What are you most proud of accomplishing so far in your life? This is our last year of homeschooling, since my son will graduate this year. I’m really proud of the people my kids have become, and that we have managed to get so much of real life into our homeschooling over the years.
How has your upbringing influenced your writing? I am an only child and lived kind of far out of town growing up. I spent a LOT of time (hours and hours) outside playing make believe games. They were almost always adventures, and I still love adventures. I may not write about mermaids and pirates, but those years of running around outside pretending to be chased or finding treasure or fighting off marauding Indians was great training to be a writer.
When and why did you begin writing? I have done a lot of different kinds of writing over the years (business writing mostly), but didn’t start writing fiction until November 2011. I found out about NaNoWriMo (National Novel Writing Month) and signed up for it, figuring my novel would be terrible, but at least I could say I wrote one. I wrote Solomon’s Throne in 23 days that November, and, after editing, that became my first published novel. I really got the writing bug after that!

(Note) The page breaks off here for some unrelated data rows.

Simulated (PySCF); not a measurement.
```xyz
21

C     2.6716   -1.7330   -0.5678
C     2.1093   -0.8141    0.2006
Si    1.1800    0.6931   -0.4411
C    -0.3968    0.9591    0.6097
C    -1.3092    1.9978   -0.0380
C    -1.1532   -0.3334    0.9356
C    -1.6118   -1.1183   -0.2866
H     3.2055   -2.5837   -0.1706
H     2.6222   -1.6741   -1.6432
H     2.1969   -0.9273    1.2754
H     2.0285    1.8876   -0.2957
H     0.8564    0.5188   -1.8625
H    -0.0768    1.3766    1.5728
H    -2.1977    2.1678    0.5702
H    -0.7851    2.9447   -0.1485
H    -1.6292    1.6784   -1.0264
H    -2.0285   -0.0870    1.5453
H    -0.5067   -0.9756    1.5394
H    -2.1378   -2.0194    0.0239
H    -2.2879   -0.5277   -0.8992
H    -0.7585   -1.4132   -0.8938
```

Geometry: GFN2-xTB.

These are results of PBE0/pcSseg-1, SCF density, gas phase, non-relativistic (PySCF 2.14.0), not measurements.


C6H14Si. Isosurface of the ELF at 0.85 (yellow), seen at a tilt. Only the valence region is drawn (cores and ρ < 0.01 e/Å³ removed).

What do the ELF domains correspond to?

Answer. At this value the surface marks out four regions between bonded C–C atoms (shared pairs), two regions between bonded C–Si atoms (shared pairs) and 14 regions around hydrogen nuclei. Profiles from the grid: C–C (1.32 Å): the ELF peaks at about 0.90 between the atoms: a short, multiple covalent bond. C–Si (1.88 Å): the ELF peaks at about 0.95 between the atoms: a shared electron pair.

What is your greatest strength as a writer? Speed. I write really fast! As I said, I wrote Solomon’s Throne in 23 days. That first draft was almost 90,000 words! I do better writing fast, because I can keep the storyline and characters in my head. I actually have a harder time writing slowly. All but one of my novels have gone from the first word to a finished first draft in a month or less.
How did you develop your plot and characters? IXEOS was born when I combined two separate ideas. The first thing that caught my attention was finding out about the almost 200 miles of tunnels under Paris in a National Geographic magazine. I kept that idea in the back of my mind for several months, wanting to make a story around it. The second was when my daughter and I were kayaking that summer. We found, then lost, a flock of mallards. For a couple of weeks we texted each other funny stories about “where the ducks went” until I finally realized that the ducks could go to those tunnels under Paris. From there, the plot was born.
I develop my characters last, which is completely different from most writers. IXEOS has a lot of characters, but only seven were developed at all before I started writing: the McClellands, Vasco and Abacus, Landon, and Darian. The rest were “born” as the story was being written, and I made a long list with all their traits, background, and histories as I went along.
Who designed the cover? I came up with the original idea after a friend of mine posted a photo of his preschool daughter in a tunnel in a playground. I sent that photo to Glendon Haddix at Streetlight Graphics, who has done all my covers, and he developed the concept after that. I think he did a great job!
What was the hardest part about writing this book? The set-up was the hardest. There was a lot of backstory about Ixeos that needed to be explained, but I didn’t want it to take too many words/chapters. But I also didn’t want to use flashbacks or a prologue (a lot of people skip prologues!), and I didn’t want to start the story with the war between the Firsts and the humans. So it was a delicate balance to really get the story going but still have enough background for it to make sense. Hopefully it worked!
Ixeos
The McClellands are enjoying a lazy summer vacation at the beach when they are lured from our world into Ixeos, an alternate Earth. Finding themselves lost in a maze of tunnels under Paris and surrounded by strangers, they discover that they have been brought to Ixeos for one purpose: to take the planet back from humanoid aliens who have claimed it. With the aid of the tunnels and a mysterious man named Landon, the teens travel the world seeking the key that will allow them to free Darian, the long-imprisoned rebel leader. But the aliens aren't the only problem on Ixeos -- the McClellands have to deal with brutal gangs, desperate junkies, and a world without power, where all the technology is owned by the aliens, and where most of the population has been killed or enslaved. The worst part? There's no way home.